The Antigua Conspiracy of 1736—Who Was Really Conspiring?

Mike Dash at the Smithsonian Magazine blog examines the evidence about a revolt of people enslaved on Antigua in 1736:
According to David Barry Gaspar, who has written in more detail on the subject than anybody else, Klaas was one of the masterminds behind an elaborate plot, hatched late in 1735, to overthrow white rule on Antigua. The conspiracy allegedly involved slaves on a number of large plantations, and was built around an audacious effort to destroy the island’s planters in a single spectacular explosion. . . .

In the eyes of the Antiguan government, Prince Klaas’s planned rebellion was well evidenced. A stream of witnesses testified that the plot existed; Klaas himself, together with his chief lieutenant—a creole (that is, a slave born on the island) known as Tomboy, whose job it would have been to plant the powder—eventually confessed to it. . . .

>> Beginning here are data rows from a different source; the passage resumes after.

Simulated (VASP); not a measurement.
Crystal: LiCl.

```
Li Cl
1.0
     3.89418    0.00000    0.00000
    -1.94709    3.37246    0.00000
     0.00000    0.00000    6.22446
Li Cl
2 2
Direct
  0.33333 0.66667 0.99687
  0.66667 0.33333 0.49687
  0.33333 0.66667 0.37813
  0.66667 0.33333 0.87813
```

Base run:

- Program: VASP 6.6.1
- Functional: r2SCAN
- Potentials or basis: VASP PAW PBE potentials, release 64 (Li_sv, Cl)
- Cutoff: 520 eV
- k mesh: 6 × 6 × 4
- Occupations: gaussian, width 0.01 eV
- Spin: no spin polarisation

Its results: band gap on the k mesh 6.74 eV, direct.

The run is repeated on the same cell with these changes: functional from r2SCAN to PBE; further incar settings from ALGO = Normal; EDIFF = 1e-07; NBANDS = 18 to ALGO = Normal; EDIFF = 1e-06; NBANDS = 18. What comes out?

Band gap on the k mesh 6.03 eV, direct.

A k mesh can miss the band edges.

Yet—confessions aside—little physical evidence of a conspiracy was ever produced. The “10-gallon barrel of powder” that Tomboy was to have used to blow up the ball was not recovered; nor, despite extensive searches, were any weapons caches found.

All this has led researchers such as Jason Sharples and Kwasi Konadu to direct renewed attention to the slaves’ own testimonies. And here, it must be acknowledged, there is good reason to doubt that the confessions obtained by Arbuthnot were wholly reliable. Konadu persuasively argues that Klaas’s “dance” was probably a familiar Ashanti ceremony acclaiming a newly chosen leader, and not a declaration of war.

Sharples demonstrates that Arbuthnot’s prisoners would have found it easy to exchange information and discuss what the captors wished to hear, and adds that they must have known that a confession—and the betrayal of as many of their fellow Africans as possible—was their one hope of saving themselves. He also supplies an especially revealing detail: that one slave, known as “Langford’s Billy,” who “escaped with his life by furnishing evidence against at least fourteen suspects” and was merely banished in consequence, turned up in New York four years later, heavily implicated in another suspected slave plot that many researchers now concede was merely a product of hysteria.
This debate over the Antiguan revolt mirrors similar debates over other slave revolts throughout North America. Were there actual conspiracies nipped in the bud, or did paranoid white authorities torture and threaten false confessions out of people they had enslaved? Complicating the question is how slave rebellions can be appealing, if tragic, stories of people seeking liberty that we don’t want to give up. And we would be left with stories of hundreds of innocent victims—88 in this one Antiguan episode alone—being tortured and executed over their enslavers’ groundless fear.